Eugene Gendlin
Eugene Gendlin is the discover/creator of focusing. He calls the thoughts/feelings that focusing works on "felt senses".
The primary book he wrote on this is Focusing. This excellent book, which you should buy, lays out his ideas and is a wealth of good examples.
Gendlin's contribution to focusing, and hence to psychology, is enormous. Yet his is not the last word on focusing; his followers have made further contributions. Gendlin nonetheless seems to have laid down the complete basic process in his first book. On the website, the "normal" focusing pretty much follows Gendlin's basic procedure.

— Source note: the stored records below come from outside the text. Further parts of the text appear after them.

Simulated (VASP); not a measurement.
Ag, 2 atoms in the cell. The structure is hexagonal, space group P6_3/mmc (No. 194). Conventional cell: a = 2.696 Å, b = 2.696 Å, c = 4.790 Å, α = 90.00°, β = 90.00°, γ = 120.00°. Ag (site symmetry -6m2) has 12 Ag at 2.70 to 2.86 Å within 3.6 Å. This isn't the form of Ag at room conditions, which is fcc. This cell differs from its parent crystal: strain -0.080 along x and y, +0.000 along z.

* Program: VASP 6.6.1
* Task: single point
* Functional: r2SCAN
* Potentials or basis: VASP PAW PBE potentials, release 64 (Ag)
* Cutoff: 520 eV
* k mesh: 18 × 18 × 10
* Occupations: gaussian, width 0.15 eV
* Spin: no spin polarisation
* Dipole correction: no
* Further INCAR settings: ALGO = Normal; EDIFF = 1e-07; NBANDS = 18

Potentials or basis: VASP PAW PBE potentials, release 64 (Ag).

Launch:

In this book, Gendlin say the "felt senses" are in the body. The body is not built to store information, especially the complex information in a felt sense. The brain is built to store information and to think. So the brain is the logical location for felt senses. (And even if the body could store that information, that information would need to be transmitted to the brain for it to become a conscious experience.)
Of course, it might be useful to think of a felt sense as being in the body, just as it is useful to think of the felt sense as being a person you can talk to.
More generally, this website takes its own approach to focusing and "felt senses".
Another excellent book, which has influenced the focusing on this website, is The Power of Focusing: A Practical Guide to Emotional Self-Healing, by Ann Weiser Cornell.